Balancing the ballast

How to keep invasive species out of the Great Lake is perhaps the predominant environmental concern in the region. Controlling ballast water stowaways will certainly help.

Globally, according to the International Maritime Organization (IMO), some 10 billion tonnes of ballast water are transported each year. One invasive species transported by ballast water is estimated to take hold in a new aquatic environment every nine weeks.

The IMO’s 2017 Ballast Water Management (BWM) Convention should slow the global spread of invasives, but the question of how to protect the Great Lakes is not yet settled.

The US is not a Convention signatory, for one thing. The country’s regulations on ballast water are broadly comparable to those of the IMO, but they do contain an exemption for “vessels that navigate exclusively on inland waters.” For regional environmental groups, this exemption is a big problem.

A freshwater fight

The trouble is that traffic on the Great Lakes isn’t limited to pleasure craft and an occasional ferry. More than 130 US- and Canada-flagged bulk carriers operate exclusively in the freshwater system between Lake Superior and Lake Ontario, carrying cargo between some of North America’s largest cities, like Chicago, Detroit, and Toronto. Several of these “lakers” are more than 1,000 feet long. Like their ocean-going counterparts, they maintain stability by taking on and discharging vast quantities of ballast water.

Though one might assume the ballast water in the hulls of the Great Lakes’ lakers would be fairly homogenous, a recent report from the University of Wisconsin-Superior suggests otherwise. The University—which also tests BWM systems for US Coast Guard type approval—found that ballast water in lakers could expedite the spread of invasive species already present in the region.

The report bolsters the push among environmentalists for lakers to fall under similar regulations as the oceans’ “salties.”

Industry leaders have pushed back. The Lake Carriers’ Association (LCA), an industry advocate in the United States, has called for more research, arguing that the UW-Superior report lacked a sufficient sample size. The LCA believes regulating lakers would be financially onerous, and a spokesperson claimed that the treatment chemicals used in some BWM systems could corrode the untreated steel ballast tanks that lakers use.

Recent regulations in the United States have given the EPA broader authority on BWMs, but the agency has yet to make a decision on whether to extend the lakers’ exemption. North of the border, however, regulation appears imminent. Canadian vessels currently benefit from a similar exemption as US-flagged lakers, but earlier this year, Canada proposed ballast water regulations that would “apply to Canadian vessels everywhere and vessels in waters under Canadian jurisdiction.”
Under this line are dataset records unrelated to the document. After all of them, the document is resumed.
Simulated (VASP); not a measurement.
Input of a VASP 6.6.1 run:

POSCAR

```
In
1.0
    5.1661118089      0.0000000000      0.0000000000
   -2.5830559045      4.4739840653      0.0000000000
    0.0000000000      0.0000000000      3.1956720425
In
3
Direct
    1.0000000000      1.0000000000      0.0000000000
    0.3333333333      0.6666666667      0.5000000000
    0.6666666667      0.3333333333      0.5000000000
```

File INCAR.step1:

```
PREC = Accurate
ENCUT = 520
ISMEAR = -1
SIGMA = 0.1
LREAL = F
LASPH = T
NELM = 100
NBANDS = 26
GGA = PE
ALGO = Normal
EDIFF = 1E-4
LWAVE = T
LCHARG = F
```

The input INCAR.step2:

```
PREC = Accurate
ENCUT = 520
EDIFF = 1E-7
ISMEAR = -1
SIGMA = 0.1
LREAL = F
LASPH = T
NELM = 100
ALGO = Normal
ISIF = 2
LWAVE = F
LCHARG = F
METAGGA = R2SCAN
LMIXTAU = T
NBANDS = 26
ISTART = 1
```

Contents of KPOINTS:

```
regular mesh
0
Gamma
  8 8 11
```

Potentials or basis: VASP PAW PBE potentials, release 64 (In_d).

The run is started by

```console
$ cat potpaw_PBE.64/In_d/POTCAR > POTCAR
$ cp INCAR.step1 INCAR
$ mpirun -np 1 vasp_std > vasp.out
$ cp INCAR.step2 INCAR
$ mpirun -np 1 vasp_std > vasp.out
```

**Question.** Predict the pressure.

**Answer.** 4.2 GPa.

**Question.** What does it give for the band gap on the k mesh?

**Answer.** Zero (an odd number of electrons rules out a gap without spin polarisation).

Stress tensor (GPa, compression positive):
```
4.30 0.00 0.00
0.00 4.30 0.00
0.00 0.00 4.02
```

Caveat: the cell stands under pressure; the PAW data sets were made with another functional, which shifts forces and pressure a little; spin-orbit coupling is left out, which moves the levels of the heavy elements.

US-flagged lakers might not even have to wait for the EPA, in other words. If they want to do business with Canada, it might be time to start looking at the different BWM solutions already on the market.

 

With deadlines on the horizon, we continue to produce content on the topic of safe and compliant ballast water management. Our aim is to provide detailed information and regulatory updates. You can also subscribe to ensure you’re kept in the loop.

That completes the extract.